I recently got an email from a close friend of mine, that goes something like this:

We're looking to sell our rental house and buy a new one. We found one we like, but the housing market is very hot right now and it's not likely to be on the market for long. Unfortunately, the last tenants kind of trashed the old place, and we won't be able to sell it until completing some repairs that will take a while.

We'd like to make a contingency offer on the new house, where the purchase is contingent on the sale of the old one going through, but to make it work we'd need to be able to put down a bigger down payment than we can afford at the moment. If you can kick in $$$$ to help us with the down payment, we would be able to return it, plus 15%, when the sale of our house closes. It would have to be made as a "gift", and then the return would be a "gift" back to you, because you're not allowed to use a loan for a down payment.

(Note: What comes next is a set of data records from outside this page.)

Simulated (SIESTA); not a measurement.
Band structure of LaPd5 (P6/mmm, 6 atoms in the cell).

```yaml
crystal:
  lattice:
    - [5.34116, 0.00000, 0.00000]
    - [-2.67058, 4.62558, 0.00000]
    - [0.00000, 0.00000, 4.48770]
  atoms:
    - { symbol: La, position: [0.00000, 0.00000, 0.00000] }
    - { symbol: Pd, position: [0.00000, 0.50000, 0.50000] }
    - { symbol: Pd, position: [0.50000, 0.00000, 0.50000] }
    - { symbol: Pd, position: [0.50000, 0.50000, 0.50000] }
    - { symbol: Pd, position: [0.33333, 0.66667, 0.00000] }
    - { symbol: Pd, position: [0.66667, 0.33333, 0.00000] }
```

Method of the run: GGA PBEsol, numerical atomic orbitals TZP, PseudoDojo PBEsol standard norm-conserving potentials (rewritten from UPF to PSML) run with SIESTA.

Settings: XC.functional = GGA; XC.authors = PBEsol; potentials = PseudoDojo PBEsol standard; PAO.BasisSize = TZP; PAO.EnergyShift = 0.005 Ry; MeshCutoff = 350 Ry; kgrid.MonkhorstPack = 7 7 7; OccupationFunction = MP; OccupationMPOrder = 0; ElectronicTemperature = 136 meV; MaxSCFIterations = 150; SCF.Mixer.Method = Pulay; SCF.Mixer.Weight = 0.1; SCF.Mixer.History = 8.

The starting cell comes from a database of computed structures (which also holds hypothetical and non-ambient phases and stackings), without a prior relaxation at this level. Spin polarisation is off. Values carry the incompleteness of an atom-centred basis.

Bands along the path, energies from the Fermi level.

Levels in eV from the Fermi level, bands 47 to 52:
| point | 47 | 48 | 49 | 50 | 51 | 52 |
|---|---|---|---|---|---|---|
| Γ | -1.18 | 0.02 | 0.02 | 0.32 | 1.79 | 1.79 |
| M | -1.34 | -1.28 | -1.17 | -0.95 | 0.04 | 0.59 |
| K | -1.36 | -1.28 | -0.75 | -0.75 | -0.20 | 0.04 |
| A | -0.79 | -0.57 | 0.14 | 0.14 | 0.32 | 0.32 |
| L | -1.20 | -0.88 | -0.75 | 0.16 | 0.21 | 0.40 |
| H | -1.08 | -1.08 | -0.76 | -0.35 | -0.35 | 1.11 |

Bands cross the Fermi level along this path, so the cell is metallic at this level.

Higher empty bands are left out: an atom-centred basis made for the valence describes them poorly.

First and foremost, before anyone says anything, there is a 0% chance that this is a scam or an attempt to bilk me out of money. I know these people well enough, and know enough about their home life, to know that they're trying to do exactly what they say they're trying to do and the offer is in earnest.

The part that has me worried is the last bit. If I go through with it, is it going to look like some sort of scheme to evade taxes or skirt regulations and end up with me and/or my friends getting in trouble with the law?

(All proposed transactions are taking place in the USA. Not sure if this or Law.SE would be a better place to post the question.)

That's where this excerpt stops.